Page 1 of 1
Wifi expansion card design
Posted: Sun Jul 26, 2020 7:54 pm
by Yuki
I dunno if it's been suggested, I thought about it a bit yesterday and I came to the conclusion, why not plug an ESP8266 or an ESP32 on whatever ends up being the serial port and use Hayes AT commands over device #2? That would be very inexpensive and would be very simple, ESP chips goes for something like $2.
It's already a thing on the Commodore 64 and there's a few examples there:
https://www.c64-wiki.com/wiki/WLAN
Wifi expansion card design
Posted: Sun Jul 26, 2020 9:10 pm
by StephenHorn
The idea has certainly been floated around in the past on the Facebook group. No idea if anyone has made any serious moves in that direction yet, though. I seem to recall that the last time it came up, the mention got drowned beneath people who were interested in trying to communicate with classic landline modems. (Would old landline modems still work reliably on today's IP infrastructure phone system? I suppose if faxes still work, then old modems must too...)
Wifi expansion card design
Posted: Sun Jul 26, 2020 9:38 pm
by Yuki
I imagine the firmware from existing Wi-Fi modems could certainly be reused, now to figure out which pinout to use and I think it's pretty much what was discussed in the RS-232 thread. You'd tie the TX and RX pins on the ESP to whatever works on the X16.
As of classic landline modems, ISPs still provide 56k access, but it would only work on the standard landlines, since cellphones and IP phones perform lossy compression that would mess with the data.
Wifi expansion card design
Posted: Mon Jul 27, 2020 12:44 am
by Lorin Millsap
That already exists and it will absolutely work as is.

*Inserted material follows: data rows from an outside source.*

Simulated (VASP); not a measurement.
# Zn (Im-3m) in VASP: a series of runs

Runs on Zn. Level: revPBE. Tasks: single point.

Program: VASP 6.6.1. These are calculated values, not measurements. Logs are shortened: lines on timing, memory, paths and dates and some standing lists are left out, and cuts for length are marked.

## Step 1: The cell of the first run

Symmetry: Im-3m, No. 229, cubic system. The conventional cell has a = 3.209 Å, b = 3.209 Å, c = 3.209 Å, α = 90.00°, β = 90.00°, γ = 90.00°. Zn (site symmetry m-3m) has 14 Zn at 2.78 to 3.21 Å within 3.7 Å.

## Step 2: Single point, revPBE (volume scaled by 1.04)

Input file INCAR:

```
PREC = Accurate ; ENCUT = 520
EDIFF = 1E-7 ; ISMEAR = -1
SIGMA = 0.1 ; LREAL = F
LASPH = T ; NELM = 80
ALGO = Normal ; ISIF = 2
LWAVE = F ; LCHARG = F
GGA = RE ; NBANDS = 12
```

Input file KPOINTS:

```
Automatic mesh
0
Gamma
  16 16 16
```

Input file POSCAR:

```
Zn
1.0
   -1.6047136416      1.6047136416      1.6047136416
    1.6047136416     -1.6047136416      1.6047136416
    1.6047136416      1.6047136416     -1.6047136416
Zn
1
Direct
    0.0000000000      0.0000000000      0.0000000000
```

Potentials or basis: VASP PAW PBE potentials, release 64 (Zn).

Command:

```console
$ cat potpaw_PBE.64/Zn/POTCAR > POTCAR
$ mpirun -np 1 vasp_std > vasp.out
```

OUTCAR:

Sent from my iPhone using Tapatalk
Wifi expansion card design
Posted: Mon Jul 27, 2020 6:10 am
by TomXP411
Yup. These are easy to find, and there are two I recommend: the WiModem232 or the Gurumodem.
The
WiModem232 works fairly well, and is basically exactly what the name suggests... a WiFi modem.
There's another device called the
Gurumodem. I'm planning on ordering one of these soon. The Gurumodem has one feature the WiModem doesn't have - an SD card socket, which can act as local storage. This isn't really useful for the Commander, but it can act as a handy way to get files onto a vintage 8-bit system.